Tips for your Drip Campaign
For the first email- In this email you have 1 objective: introduce yourself as someone of value. You can do this by greeting the recipient, giving them a reason for your email, and telling them what you can do for them.
The goal of your first email is to build a relationship with the recipient. You want to establish yourself as someone who can help them, by sharing an experience or success that you can also offer to them, for instance:
I’m sorry to interrupt your day, but I hope it will be worth your time. I recently wrote a case study for XYZ company and was able to get them 35 new company contracts for their tool. I wondered if you would be interested in reading how I did it? Here’s the link: xxyyzzcasestudy.com
Be specific about the benefits you provide. All marketers and companies promise more time, more money and fewer headaches. Be different, and offer a benefit that speaks specifically to what your product does, for instance: Build content as a team, Stay connected with the contacts that matter most, Get your done automatically with marketing automation, etc.

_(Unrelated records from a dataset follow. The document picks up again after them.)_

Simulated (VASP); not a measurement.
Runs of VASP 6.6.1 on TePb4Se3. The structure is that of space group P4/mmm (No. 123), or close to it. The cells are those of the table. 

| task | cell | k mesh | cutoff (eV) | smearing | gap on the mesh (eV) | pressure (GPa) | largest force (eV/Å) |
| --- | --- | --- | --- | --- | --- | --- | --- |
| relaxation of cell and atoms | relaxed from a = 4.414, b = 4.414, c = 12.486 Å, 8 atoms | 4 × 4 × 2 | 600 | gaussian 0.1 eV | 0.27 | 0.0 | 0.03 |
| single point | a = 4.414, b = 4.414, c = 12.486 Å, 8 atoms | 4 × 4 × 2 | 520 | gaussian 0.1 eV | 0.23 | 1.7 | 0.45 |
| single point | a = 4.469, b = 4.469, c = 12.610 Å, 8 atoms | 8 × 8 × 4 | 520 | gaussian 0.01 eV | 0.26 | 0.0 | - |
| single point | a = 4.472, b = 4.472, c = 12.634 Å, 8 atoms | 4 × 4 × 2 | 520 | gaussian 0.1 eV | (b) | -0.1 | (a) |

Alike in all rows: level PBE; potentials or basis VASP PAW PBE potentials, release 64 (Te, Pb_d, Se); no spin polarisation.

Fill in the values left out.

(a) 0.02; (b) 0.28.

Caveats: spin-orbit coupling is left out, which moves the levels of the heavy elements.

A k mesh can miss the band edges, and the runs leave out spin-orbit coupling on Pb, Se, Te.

In your last bit of the email, offer something of value; a download, webinar, podcast, or a cheat-sheet, where you’ll gather more information about them. This piece must be highly relevant to a benefit for the reader, such as the email sample above.
Send a Did Not Open (DNO) email- This email will go to those who haven’t opened your previous email. It should have a different subject. After giving recipients a couple of days to read this, if they have not opened either email you might consider dropping them from the campaign.
Follow up emails- In your follow up emails, you’ll want to share content and case studies that display your value to others in the industry. For instance, share a customer story about how your product helped their business.
In each follow up, offer your webinar, or another lead generating piece. And where possible, give them an opportunity to start a conversation with you.
Years ago cold calling was the way to get sales. Today, a better choice is cold email drip campaigns. The options that marketing automation and drip campaigns offer are immensely useful in helping startups and SaaS companies save money on what used to be expensive campaigns.
Buy a targeted list, and build out a campaign that delivers value to the problems they face. Turn those interested parties into sales, and secure income from your earliest deals. And, as you build momentum from your cold emailing campaign, you can invest in the type of content and inbound marketing strategy that more closely represents the type of company you want to lead.